On Jan 22, 2016, at 10:37, Brett Cannon <brett@python.org> wrote:

On Thu, 21 Jan 2016 at 10:45 Guido van Rossum <guido@python.org> wrote:

Yes, this is a useful thing to discuss.

Maybe we can standardize on the types defined by the 'six' package, which is commonly used for 2-3 straddling code:

six.text_type (unicode in PY2, str in PY3)
six.binary_type (str in PY2, bytes in PY3)

Actually for the latter we might as well use bytes.

I agree that `bytes` should cover str/bytes in Python 2 and `bytes` in Python 3.

As for the textual type, I say either `text` or `unicode` since they are both unambiguous between Python 2 and 3 and get the point across.

The only problem is that, while bytes is a builtin type in both 2.7 and 3.x, with similar behavior (especially in 3.5, where simple %-formatting code works the same as in 2.7), unicode exists in 2.x but not 3.x, so that would require people writing something like "try: unicode except: unicode=str" at the top of every file (or monkeypatching builtins somewhere) for the annotations to actually be valid 3.x code. And, if you're going to do that, using something that's already wide-spread and as close to a de facto standard as possible, like the six type suggested by Guido, seems less disruptive than inventing a new standard (even if "text" or "unicode" is a little nicer than "six.text_type").

(Or, of course, Guido could just get in his time machine and, along with restoring the u string literal prefix in 3.3, also restore the builtin name unicode as a synonym for str, and then this whole mail thread would fade out like Marty McFly.)

Also, don't forget "basestring", which some 2.x code uses. A lot of such code just drops bytes support when modernizing, but if not, it has to change to something that means basestring or str|unicode in 2.x and bytes|str in 3.x. Again, six has a solution for that, string_types, and mypy could standardize on that solution too.

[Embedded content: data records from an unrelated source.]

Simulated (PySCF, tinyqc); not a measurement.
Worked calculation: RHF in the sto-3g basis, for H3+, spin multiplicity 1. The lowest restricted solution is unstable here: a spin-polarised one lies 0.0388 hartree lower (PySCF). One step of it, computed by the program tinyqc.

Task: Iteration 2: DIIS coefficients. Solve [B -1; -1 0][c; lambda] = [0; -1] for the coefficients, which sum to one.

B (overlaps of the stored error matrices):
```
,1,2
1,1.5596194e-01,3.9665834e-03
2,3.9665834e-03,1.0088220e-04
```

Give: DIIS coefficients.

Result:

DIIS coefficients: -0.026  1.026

And does `str` represent the type for the specific version of Python mypy is running under, or is it pegged to a specific representation across Python 2 and 3? If it's the former then fine,

In six-based code, it means native string, and there are tools designed to help you go over all your str uses and decide which ones should be changed to something else (usually text_type or binary_type), but no special name to use when you decide "I really do want native str here". So, I think it makes sense for mypy to assume the same, rather than to encourage people to shadow or rebind str to make mypy happy in 2.x.

Speaking of native strings: six code often doesn't use native strings for __str__, instead using explicit text, and the @python_2_unicode_compatible class decorator. Will mypy need special support for that decorator to handle those types? If so, it's probably worth adding; otherwise, it would be encouraging people to stick with native strings instead of switching to text.